Eighth Circuit Upholds NLRB’s Reinstatement Of Picketer Yelling Racist Remarks
Published by Eric A. Welter and Douglas J. Smith on October 19, 2017
Employers must recognize that the NLRB has given broad latitude in the context of striking and picketing activity, and must carefully review the circumstances before taking any adverse action against a striking employee.
The decision is the latest to highlight the extreme protection the Board has provided picketing employees
In the aftermath of the deadly white supremacist rally in Charlottesville, Virginia last month, many employment lawyers wrote about the legality of terminating employees known to have participated in the rally or to be known to hold racially bigoted views. As a general rule, at-will employees of private companies do not have First Amendment protections for their views and may be terminated for their beliefs or activities outside of work. Several rally participants were subsequently identified and terminated by their employers.
Just three days before the rally, however, the U.S. Court of Appeals for the Eighth Circuit published an opinion affirming a decision by the National Labor Relations Board (“NLRB”) to protect an employee yelling racial slurs at coworkers. The employee was protected for the mere fact that he expressed his abhorrent views from the picket line. The decision is the latest example of the NLRB’s broad interpretation of Section 8(a) of the National Labor Relations Act (“NLRA”) producing absurd results. The case is Cooper Tire & Rubber Co. v. Nat’l Labor Relations Bd., No. 16-2721, 2017 WL 3388971 (8th Cir. Aug. 8, 2017).
After the failure to renew its collective bargaining agreement, Cooper Tire locked out its union employees, who began picketing outside the tire manufacturing plant. During the lockout, Cooper Tire continued operations with replacement workers, many of whom were African-American. During the picketing, one of the union employees was heard yelling at replacement workers, “Hey, did you bring enough KFC for everybody?” and “Hey anybody smell that? I smell fried chicken and watermelon.” When the lockout ended, the employee was notified that he was being discharged for these comments.
The union filed a grievance on behalf of the employee, and the arbitrator found just cause to fire him. The union submitted the case to an ALJ, who concluded that the termination violated the NLRA, a decision the NLRB subsequently upheld. The employee was awarded reinstatement and backpay.

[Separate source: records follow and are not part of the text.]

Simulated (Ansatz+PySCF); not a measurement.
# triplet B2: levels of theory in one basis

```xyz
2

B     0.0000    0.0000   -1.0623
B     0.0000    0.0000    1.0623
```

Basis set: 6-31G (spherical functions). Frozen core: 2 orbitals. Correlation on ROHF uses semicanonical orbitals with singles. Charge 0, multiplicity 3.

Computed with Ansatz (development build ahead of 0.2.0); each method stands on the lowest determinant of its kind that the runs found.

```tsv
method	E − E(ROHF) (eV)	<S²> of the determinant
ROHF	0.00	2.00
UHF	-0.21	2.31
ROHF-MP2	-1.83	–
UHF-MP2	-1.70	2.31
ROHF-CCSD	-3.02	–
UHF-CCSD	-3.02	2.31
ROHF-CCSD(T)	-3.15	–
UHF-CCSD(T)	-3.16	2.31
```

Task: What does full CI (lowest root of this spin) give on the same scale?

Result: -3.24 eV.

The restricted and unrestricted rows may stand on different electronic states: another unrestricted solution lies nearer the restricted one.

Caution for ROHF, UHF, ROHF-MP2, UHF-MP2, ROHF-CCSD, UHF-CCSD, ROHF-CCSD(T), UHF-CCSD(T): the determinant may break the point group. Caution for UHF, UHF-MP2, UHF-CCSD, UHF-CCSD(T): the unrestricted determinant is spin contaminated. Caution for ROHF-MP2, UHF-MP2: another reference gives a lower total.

Section 7 of the NLRA grants employees the right to engage in concerted activities for the purpose of collective bargaining, and Section 8(a) prohibits employers from interfering with the exercise of Section 7 rights. 29 U.S.C. §§ 157; 158(a)(1)-(3). When the conduct of employees engaged in picketing is analyzed, the Eighth Circuit employs the Clear Pines test: “[A] firing for picket-line misconduct is an unfair labor practice unless the alleged misconduct may reasonably tend to coerce or intimidate employees in the exercise of rights protected under the Act.” Cooper Tire & Rubber Co., 2017 WL 3388971, at *1 (citing NMC Finishing v. NLRB, 101 F.3d 528, 531 (8th Cir. 1996); Clear Pine Mouldings, Inc., 268 NLRB 1044, 1046 (1984), enf’d, 765 F.2d 148 (9th Cir. 1985)) (internal quotations marks omitted).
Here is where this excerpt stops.